In [None]:
import pandas as pd
import os

In [None]:
#Define the clean and combine function
def clean_and_combine(file_path):
    #Load the data
    sunshine_data = pd.read_csv(file_path)

    #Clean Data
    sunshine_data['Date'] = pd.to_datetime(sunshine_data[['Year', 'Month', 'Day']])
    sunshine_data = sunshine_data.drop(columns=["Product code", 
                                            "Bureau of Meteorology station number",
                                            "Year", "Month", "Day"])
    sunshine_data = sunshine_data.loc[sunshine_data['Date'] >= '2009-01-01']

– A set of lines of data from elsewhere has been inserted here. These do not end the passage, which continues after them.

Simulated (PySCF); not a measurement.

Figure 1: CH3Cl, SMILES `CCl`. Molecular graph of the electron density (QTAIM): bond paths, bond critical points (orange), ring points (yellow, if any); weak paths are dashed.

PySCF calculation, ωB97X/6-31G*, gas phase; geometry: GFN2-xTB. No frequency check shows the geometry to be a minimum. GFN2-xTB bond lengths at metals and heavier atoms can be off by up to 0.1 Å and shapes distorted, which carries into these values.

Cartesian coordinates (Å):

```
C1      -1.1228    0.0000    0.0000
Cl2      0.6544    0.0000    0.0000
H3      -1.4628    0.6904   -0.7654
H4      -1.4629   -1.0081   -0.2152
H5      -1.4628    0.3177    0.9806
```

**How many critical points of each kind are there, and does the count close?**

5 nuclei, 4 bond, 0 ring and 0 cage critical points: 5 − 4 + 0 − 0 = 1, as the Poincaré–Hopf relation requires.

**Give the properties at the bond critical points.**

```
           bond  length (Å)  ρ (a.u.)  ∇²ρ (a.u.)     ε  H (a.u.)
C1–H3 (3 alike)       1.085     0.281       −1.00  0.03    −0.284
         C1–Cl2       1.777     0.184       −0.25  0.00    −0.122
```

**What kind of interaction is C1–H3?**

    sunshine_data = sunshine_data.rename(columns={'Daily global solar exposure (MJ/m*m)': 'solar_exposure',})
    sunshine_data['solar_exposure'] = sunshine_data['solar_exposure']/3.6
    
    # Correct NaN
    # Calculate the rolling mean with a window of 7 days (3 days before, the current day, and 3 days after)
    sunshine_data['rolling_mean'] = sunshine_data['solar_exposure'].rolling(window=7, min_periods=1, center=True).mean()
    sunshine_data['solar_exposure'] = sunshine_data['solar_exposure'].fillna(sunshine_data['rolling_mean'])
    sunshine_data = sunshine_data.drop(columns=['rolling_mean'])


    # Define the city-region mapping
    city_region_map = {
            'cooberpedy': 'SA1',
            'richmond': 'QLD1',
            'dubbo': 'NSW1',
            'bendigo': 'VIC1',
            'hobart': 'TAS1'
                }  
    
    # Extract the city name from the file name
    city_name = os.path.basename(file_name).split('sunshine-')[-1].split('.csv')[0]
    region_code = city_region_map.get(city_name)
    sunshine_data['regionid'] = region_code
        
    # Append cleaned data to list
    all_data.append(sunshine_data)
    print(f'Data cleaned and added to list for {region_code}')

In [None]:
# Specify the directory where your CSV files are stored 
data_dir = '/home/matthew/data/'
weather_dir = f'{data_dir}/sunshine data'
all_data = []
# Loop through each CSV file in the directory
for file_name in os.listdir(weather_dir):
    if file_name.endswith('.csv'):
        # Construct the full file path
        file_path = os.path.join(weather_dir, file_name)

        # Call the function to clean 
        clean_and_combine(file_path)


# Merge all data frames
merged_data = pd.concat(all_data)


In [None]:
# check if data is missing

In [None]:
merged_data.isna().any()

In [None]:
# Some temperature is missing
# check it's not on consecutive days
# (so we can just interpolate to fill in gaps.)
merged_data.sort_values(by=['regionid', 'Date'], inplace=True)

s = merged_data['solar_exposure']
r = merged_data['regionid']
merged_data['missing_consec'] = s.isna() & s.shift(1, fill_value=1).isna() & (r == r.shift(1))

merged_data[merged_data['missing_consec'] | merged_data['missing_consec'].shift(-1) | merged_data['missing_consec'].shift(-2) | merged_data['missing_consec'].shift(2)] 

In [None]:
# for now, fill in the gaps with a straight line
# come back later and find a better way.
# (We could also switch to AEMO data, or the hours of sunlight data from astral. But the units would be different.)

# It seems we have up to 2 days missing in a row.
# let's just linearly interpolate the gaps
#merged_data.groupby('regionid').apply(lambda group: group['temperature'].interpolate(method='linear'))
merged_data = merged_data.set_index('regionid').groupby('regionid').transform(pd.DataFrame.interpolate).reset_index()
merged_data.head()

In [None]:
merged_data.drop(columns=['missing_consec'], inplace=True)

In [None]:
# Save merged data to CSV
merged_data.to_csv(f'{data_dir}/07-a-sunshine-merged.csv', index=False)
print('All data merged and saved to CSV')